SAS File Processing with CEDA

What Types of Processing Does CEDA Support?

CEDA supports SAS 7 and later SAS files that are created in directory-based operating environments like UNIX, Windows, and OpenVMS. CEDA provides the following SAS file processing for these SAS engines:
BASE
default Base SAS engine for SAS 9 (V9), SAS 8 (V8), and SAS 7 (V7).
SASESOCK
TCP/IP port engine for SAS/CONNECT software.
TAPE
sequential engine for SAS 9 (V9TAPE), SAS 8 (V8TAPE), and SAS 7 (V7TAPE).
SAS File Processing Provided by CEDA
SAS File Type
Engine
Supported Processing
SAS data file
BASE, TAPE, SASESOCK
input and output1
PROC SQL view
BASE
input
SAS/ACCESS view for Oracle or Sybase
BASE
input
MDDB file2
BASE
input
1For output processing that replaces an existing SAS data file, there are behavioral differences. For more information, see Behavioral Differences for Output Processing.
2CEDA supports SAS 8 and later MDDB files.
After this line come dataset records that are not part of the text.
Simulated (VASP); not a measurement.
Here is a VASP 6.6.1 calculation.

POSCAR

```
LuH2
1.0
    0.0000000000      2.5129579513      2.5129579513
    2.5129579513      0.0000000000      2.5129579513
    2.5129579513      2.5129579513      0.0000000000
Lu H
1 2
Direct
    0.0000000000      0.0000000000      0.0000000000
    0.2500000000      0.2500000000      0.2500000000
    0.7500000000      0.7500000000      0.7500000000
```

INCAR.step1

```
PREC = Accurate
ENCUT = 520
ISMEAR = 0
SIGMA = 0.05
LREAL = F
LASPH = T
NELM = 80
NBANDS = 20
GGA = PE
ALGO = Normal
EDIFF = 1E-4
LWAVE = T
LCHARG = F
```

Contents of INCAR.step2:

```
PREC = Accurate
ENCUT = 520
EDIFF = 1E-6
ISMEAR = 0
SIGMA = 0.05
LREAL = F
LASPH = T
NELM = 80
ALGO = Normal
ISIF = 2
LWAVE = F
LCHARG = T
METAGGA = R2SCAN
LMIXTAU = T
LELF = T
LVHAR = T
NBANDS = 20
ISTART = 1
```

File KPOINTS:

Behavioral Differences for Output Processing

For output processing that replaces an existing SAS data file, the BASE and TAPE engines behave differently regarding the following attributes:
encoding
  • The BASE engine uses the encoding of the file from the source library. That is, the encoding is cloned.
  • The TAPE engine uses the current SAS session encoding.
  • For both the BASE and TAPE engines, by default PROC COPY uses the encoding of the file from the source library. If, instead, you want to use the encoding of the current SAS session, specify the NOCLONE option. If you want to use a different encoding, specify the NOCLONE option and the ENCODING= option. When you use PROC COPY with SAS/SHARE or SAS/CONNECT, the default behavior is to use the encoding of the current SAS session.
data representation
  • The BASE and TAPE engines use the data representation of the current SAS session, except with PROC COPY.
  • For both the BASE and TAPE engines, by default PROC COPY uses the data representation of the file from the source library. If, instead, you want to use the data representation of the current SAS session, specify the NOCLONE option. If you want to use a different data representation, specify the NOCLONE option and the OUTREP= option. When you use PROC COPY with SAS/SHARE or SAS/CONNECT, the default behavior is to use the data representation of the current SAS session.

Restrictions for CEDA

CEDA has the following restrictions:
  • CEDA does not support DATA step views, SAS/ACCESS views that are not for SAS/ACCESS for Oracle or Sybase, SAS catalogs, stored compiled DATA step programs, item stores, DMDB files, FDB files, or any SAS file that was created prior toSAS 7.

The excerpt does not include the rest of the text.